There I was, standing in the creek, tossing a tiny fly into the outflow of a waste treatment plant as snow came down around me. Geese flew overhead, perhaps going somewhere warmer. A robin was standing directly in the pipe, pecking seemingly invisible morsels of food. Between bites, it stared at me, as if to ask why I was standing there when I had the option of being indoors.
A pair of beavers nonchalantly appeared from some unknown hole in the shore and started swimming  toward me. I was surprised how fat they were, but I guess we all put on a few pounds in the winter. I’ve been constantly craving pasta and stouts.
At the last minute the beavers turned and headed somewhere else.
After an hour, I finally caught a fish- a little greenie found my Beckstrom Special and inhaled it. I don’t know what took him so long to find it, or where his brothers and sisters were.

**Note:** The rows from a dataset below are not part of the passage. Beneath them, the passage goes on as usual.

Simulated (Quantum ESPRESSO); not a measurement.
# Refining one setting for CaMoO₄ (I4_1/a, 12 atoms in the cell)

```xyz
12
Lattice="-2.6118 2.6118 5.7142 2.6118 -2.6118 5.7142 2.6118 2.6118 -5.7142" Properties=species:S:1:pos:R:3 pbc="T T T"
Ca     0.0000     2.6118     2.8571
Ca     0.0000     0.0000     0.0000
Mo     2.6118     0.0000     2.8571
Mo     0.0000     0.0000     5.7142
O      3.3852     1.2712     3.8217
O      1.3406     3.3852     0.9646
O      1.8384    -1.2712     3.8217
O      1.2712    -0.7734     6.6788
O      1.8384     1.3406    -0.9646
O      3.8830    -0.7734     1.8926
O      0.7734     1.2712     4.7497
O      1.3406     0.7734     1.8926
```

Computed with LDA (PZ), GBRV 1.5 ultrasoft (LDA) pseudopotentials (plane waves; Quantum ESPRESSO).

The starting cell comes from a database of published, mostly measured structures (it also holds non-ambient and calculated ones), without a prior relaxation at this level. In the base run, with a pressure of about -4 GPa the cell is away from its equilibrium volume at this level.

this is the opposite of how you’re supposed to take fish pictures! The fish looks much smaller than he did in person

When I turned around to leave, I  saw a police car on the bridge about 500 feet downstream from me. I squinted and recognized the man standing on the bridge as the same officer who came to investigate my fishing a few weeks earlier.
He looked at me for a second, and he clearly recognized me as the same insane fisherman he’d seen before. He made a big shrug that seemed to warrant a response.
I waved and gave him a thumbs up.
He pantomimed fishing, as if to confirm that’s what I was doing.
I held up my rod, as if he couldn’t see it before, and waved to confirm “Yes, I’m fishing in the snow in January.”
He shook his head, got into his cruiser and drove away.
As I walked back to my car I picked the layers and layers of ice off my rod.